During the ensuing discourse respondents from around the world posted not less than 18 different answers to this question.

Among the responses were answers such as “having poor stakeholder involvement,” “not enough project planning,” “poorly documented requirements,” “the budget being too small or poorly estimated,” and “the [project] goal is not consistent.” To be sure, many of these 18 answers are highly relevant to the success of a project — and yet, every single answer was wrong. None of the 18 responses identified the single, most common mistake of project managers.

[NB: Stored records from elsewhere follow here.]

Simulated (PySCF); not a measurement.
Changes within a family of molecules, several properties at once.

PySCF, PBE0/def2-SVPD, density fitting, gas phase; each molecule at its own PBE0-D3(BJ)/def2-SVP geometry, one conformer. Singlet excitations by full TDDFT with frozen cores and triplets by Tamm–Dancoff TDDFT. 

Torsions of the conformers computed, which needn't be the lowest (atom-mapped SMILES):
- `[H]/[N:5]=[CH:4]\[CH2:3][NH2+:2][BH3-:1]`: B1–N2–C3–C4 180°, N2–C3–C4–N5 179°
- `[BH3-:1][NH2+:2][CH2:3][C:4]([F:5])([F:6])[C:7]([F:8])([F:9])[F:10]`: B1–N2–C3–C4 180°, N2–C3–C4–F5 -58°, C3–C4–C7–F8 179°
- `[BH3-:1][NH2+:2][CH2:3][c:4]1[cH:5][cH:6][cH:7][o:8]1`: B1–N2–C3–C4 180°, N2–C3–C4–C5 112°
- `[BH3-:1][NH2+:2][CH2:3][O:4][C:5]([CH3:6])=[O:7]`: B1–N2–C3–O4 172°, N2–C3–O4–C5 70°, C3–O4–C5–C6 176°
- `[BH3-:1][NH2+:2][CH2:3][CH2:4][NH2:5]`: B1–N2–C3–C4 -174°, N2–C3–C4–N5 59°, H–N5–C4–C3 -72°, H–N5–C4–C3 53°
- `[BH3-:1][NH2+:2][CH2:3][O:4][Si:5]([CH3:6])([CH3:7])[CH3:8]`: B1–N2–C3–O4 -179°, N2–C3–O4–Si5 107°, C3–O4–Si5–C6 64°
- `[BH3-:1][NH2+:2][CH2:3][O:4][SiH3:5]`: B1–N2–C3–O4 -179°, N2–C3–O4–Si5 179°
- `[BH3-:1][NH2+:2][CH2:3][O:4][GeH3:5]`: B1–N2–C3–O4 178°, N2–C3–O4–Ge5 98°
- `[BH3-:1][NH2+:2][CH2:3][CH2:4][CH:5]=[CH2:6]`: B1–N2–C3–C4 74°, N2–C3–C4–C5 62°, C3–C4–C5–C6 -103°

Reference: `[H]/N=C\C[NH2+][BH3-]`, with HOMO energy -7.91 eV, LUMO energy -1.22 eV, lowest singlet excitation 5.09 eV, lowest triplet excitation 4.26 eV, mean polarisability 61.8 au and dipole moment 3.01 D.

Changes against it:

In fact, each answer emphasizes the root of the problem: Too many project managers are focused on the day-to-day problems of the project and have lost sight of their overall strategy. They are thinking tactically, putting out fires, rather than strategically — making sure the fires never happen in the first place.

Take, for example, a few of the more common issues raised in this discussion:

  1. Poor stakeholder involvement. Let’s assume for a minute that we have a solution to this problem — perhaps, for example, a project manager has correctly identified all the stakeholders, put together a great communication plan to keep the stakeholders informed, and succeeds in building a collaborative environment with the stakeholders “at the table” on a regular basis. If this solves the problem of stakeholder involvement, does it actually save most of the projects that go off the rails?
  2. The budget was too small. Again, let’s assume that the right process was used to estimate the project from the start, and that the project manager uses a solid method for measuring performance, cost, and schedule (say, Performance Based Earned Value). Certainly, budget overrun is a common problem, but would this actually solve most project problems?
  3. Poorly documented requirements. In my experience, every requirement is poorly documented to start with — so, let’s assume that the right approach is taken to turn poor requirements into great requirements. Quality assurance is involved early, a full-circle approach ties requirements to work product to acceptance, excellent change management is used, and stakeholders provide a final consensus. Will producing great requirements really save more projects than any other strategy?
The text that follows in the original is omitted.